CHAPTER XXV.

The Convention that had been called to frame a State Constitution, and in which election the Free State men had taken no part, had met to do its work in September of 1857, and finished in November; but to the last it refused to make provision to submit the Constitution, when framed, to a vote of the people, for acceptance or rejection. But in place of this thing, had virtually said to them: "You must accept this Constitution whether you like it or not. We will allow you to vote for the Constitution with slavery; or, for the Constitution without slavery; but you must vote in every contingency for the Constitution."

But admitting the people had voted for the Constitution without slavery, still a trap was set for them in the following proviso, which would still remain an integral part of the Constitution.

"If, upon such examination of such poll-books it shall appear that a majority of the legal votes cast at said election be in favor of the 'Constitution with no slavery,' then the article providing for slavery shall be stricken from this Constitution, and slavery shall no longer exist in the State of Kansas; except that the right of property in slaves now in this Territory shall in no manner be interfered with."

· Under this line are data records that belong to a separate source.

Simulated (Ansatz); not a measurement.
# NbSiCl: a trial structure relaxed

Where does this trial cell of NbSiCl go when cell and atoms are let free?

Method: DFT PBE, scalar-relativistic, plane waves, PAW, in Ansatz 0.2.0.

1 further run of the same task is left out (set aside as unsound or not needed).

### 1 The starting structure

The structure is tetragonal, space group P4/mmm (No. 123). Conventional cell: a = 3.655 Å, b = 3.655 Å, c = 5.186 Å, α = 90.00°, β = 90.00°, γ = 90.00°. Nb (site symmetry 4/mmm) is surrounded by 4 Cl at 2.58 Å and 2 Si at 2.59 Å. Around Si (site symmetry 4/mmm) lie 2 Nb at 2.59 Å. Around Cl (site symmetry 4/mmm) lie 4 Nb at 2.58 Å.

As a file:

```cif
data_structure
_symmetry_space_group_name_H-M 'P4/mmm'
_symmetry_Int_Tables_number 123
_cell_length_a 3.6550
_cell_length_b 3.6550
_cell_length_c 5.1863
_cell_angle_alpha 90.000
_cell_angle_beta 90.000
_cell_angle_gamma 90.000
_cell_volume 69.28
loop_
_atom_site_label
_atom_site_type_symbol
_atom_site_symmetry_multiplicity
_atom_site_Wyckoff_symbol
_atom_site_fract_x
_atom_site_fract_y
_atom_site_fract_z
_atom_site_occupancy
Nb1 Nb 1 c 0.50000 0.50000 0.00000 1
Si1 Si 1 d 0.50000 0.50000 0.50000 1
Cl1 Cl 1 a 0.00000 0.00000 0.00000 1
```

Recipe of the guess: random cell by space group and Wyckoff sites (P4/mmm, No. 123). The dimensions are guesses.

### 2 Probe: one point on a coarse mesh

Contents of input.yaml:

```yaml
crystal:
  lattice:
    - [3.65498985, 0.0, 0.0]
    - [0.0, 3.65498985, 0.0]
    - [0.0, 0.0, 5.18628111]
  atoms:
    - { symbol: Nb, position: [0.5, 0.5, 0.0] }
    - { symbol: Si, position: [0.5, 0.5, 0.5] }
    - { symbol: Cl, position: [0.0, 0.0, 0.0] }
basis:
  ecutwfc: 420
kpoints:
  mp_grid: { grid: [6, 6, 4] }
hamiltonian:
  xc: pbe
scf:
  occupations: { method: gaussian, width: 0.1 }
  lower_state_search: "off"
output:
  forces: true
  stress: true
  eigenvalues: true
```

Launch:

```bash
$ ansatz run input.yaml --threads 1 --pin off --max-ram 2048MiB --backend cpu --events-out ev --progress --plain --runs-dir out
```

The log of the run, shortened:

Thus, which ever way they should vote, Kansas would still remain a slave State. Of course the Free State men did not walk into the trap, but staid away from the election, which was ordered for December 21, 1857; and the Constitution was adopted by a strictly one-sided vote. And now Gov. Walker began to realize in the bitterness of his heart that "uneasy lies the head of him that wears a crown." He had staked his manhood, his veracity, his honor, his everything, that this Constitution, when framed, should be submitted to a vote of the people for acceptance or rejection, and now he was to be put to shame in the eyes of the whole world; and Gen. Lane was proved a true prophet when he had said to the Governor with such withering power: "Gov. Walker, you can't control your allies." Mr. Walker was able to show a private letter from President Buchanan, assuring him in the most positive terms, that this Constitution, when framed, should be submitted to a vote of the people; but of what avail was such a promise? There was a power behind the throne at Washington stronger than the throne itself; and Gov. W. was able to see what a hollow mockery was that power which he supposed himself to possess.

The Governor made known to the people that he would be absent on business for three or four weeks; and he went away to Washington, never more to return. There was neither pity nor justice for him there; and in unspeakable disgust he resigned; and Mr. Stanton took the oath of office and reigned as Governor for one month. Then he also was removed, and Gov. Denver took his place. Thus, five Kansas Governors had each in their turn been officially decapitated. Stanton had been superseded by Denver because he had called a special session of the now Free State Legislature, and it had ordered an immediate election to vote for or against the Lecompton Constitution, and at this election 10,226 votes were polled against it.

It had been intended that under whip and spur Kansas should be admitted by Congress as a slave State before the time should arrive for the regular assembling of the Territorial Legislature, which had now passed into the hands of the Free State men; but by calling a special session of the Legislature, he had enabled that body to order an immediate election, that should give official evidence that an overwhelming majority of the people were opposed to the Lecompton Constitution.

And now Stephen A. Douglas, at Washington, came forward as State Senator from Illinois and made it impossible that Kansas should be admitted as a State unless that document should first be submitted to the people for acceptance or rejection. A bill to this effect was finally passed by Congress. It was called the English bill. It proffered a magnificent bribe if the people would accept the Lecompton Constitution—five million five hundred thousand acres of public land should be given to Kansas; besides other munificent donations. But the English bill also contained a menace as well as a bribe. It threatened that if the people rejected this offer they should be remanded back for an indefinite period, to all the miseries of a Territorial life.

In the face of such a menace, and tempted by such a bribe, the whole voting population of the Territory turned out at the election, which was ordered to be held August 2, 1858. At this election, 1,788 votes were cast for the Constitution, and 9,512 against it. From whence then came this overwhelming majority? The majority of the Free State party was about two to one. "Wilder's Annals," the best extant Free State authority, puts it at this. "The Free State or Republican party has carried every election in Kansas since this date (1857), usually by two to one." But here is a majority of six to one; and we must go outside of the Free State or Republican party to find it. Dr. John H. Stringfellow wrote at this time to the Washington Union against the admission of Kansas under the Lecompton Constitution. He says: "To do so will break down the Democratic party at the North, and seriously endanger the interests and peace of Missouri and Kansas, if not of the whole Union."

Judge Tutt, of St. Joseph, Mo., had said to the South Carolinians: "I was born in Virginia, and have lived forty years in Missouri. I am a slave-holder, and a Pro-slavery man; and I desire Kansas to be made a slave State, if it can be done by honorable means. But you will break down the cause you are seeking to build up." And Judge Tutt voiced the sentiments of a large number of Pro-slavery men and slave-holders in Kansas.